[OpenAFS] Re: Tuning the -daemons.

Andrew Deason adeason@sinenomine.net
Mon, 7 Feb 2011 11:21:23 -0600

On Mon, 7 Feb 2011 16:53:25 +0100
Jan Johansson <janj@it.su.se> wrote:

> Short version:
> How do I see how many of the "background daemons" that are in use?

We don't offer an easy way to see this. I believe you are on Linux, in
which case you can look at the process backtraces via 'echo t >
/proc/sysrq-trigger', and see which of the background daemon processes
are busy doing something. You also may be able to examine the
afs_brsDaemons variable if you are able to use a kernel debugger to
retrieve values from the running kernel. (That one will tell you how
many daemons are idle; afs_brsWaiting can tell you how many requests are
waiting for a free daemon).

But I doubt that the background daemons are your problem (or at least,
the only problem); they mostly only handle prefetching readaheads and
background writes (if you've configured storebehind mode), iirc.

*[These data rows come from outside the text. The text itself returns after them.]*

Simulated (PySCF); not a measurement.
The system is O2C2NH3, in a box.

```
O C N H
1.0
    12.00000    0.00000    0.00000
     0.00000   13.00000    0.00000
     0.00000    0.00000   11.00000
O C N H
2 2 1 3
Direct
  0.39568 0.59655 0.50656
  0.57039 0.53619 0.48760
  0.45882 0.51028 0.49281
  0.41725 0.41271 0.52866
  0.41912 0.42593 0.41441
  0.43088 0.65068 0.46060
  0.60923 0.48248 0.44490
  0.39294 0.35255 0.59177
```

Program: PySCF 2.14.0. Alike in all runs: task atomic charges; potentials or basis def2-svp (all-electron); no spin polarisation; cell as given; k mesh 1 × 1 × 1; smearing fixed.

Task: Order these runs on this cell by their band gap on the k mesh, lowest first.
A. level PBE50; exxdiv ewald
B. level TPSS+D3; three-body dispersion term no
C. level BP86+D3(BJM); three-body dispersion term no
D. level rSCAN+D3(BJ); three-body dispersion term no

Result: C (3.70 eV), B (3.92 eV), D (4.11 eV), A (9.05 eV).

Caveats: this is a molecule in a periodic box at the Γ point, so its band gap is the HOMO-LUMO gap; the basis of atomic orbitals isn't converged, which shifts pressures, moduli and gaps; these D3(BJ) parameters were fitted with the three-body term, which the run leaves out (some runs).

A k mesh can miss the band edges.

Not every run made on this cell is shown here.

> On an untuned Ubuntu with 5 users we saw an issue where the cache
> manager would freeze and start reporting 
> afs: Lost contact with file server AAA.BBB.CCC.133 in cell example.com
> at the same time the file server reports
> fileserver[1139]: CB: Call back connect back failed (in break
> delayed) for Host AAA.BBB.CCC.186:7001
> fileserver[1139]: BreakDelayedCallbacks FAILED for host
> AAA.BBB.CCC.186:7001 which IS UP.  Connection from
> AAA.BBB.CCC.186:7001.  Possible network or routing failure.
> sometimes it recovers after a while other times it needs a
> reboot.

I think the only time I've actually seen this before is when the
client's network is acting weird, although maybe it could also be the
client's callback servicing thread hanging. This message says that we
got a package from a client that came from the IP A.B.C.186:7001, but
when we tried to call some RPC to the machine A.B.C.186:7001, the client
didn't respond.

Does this happen for long enough that you can rxdebug or cmdebug the
client while it is happening? Does 'rxdebug <client> 7001' respond
during this hang?

Also, platform and OpenAFS versions for the server and client?

Andrew Deason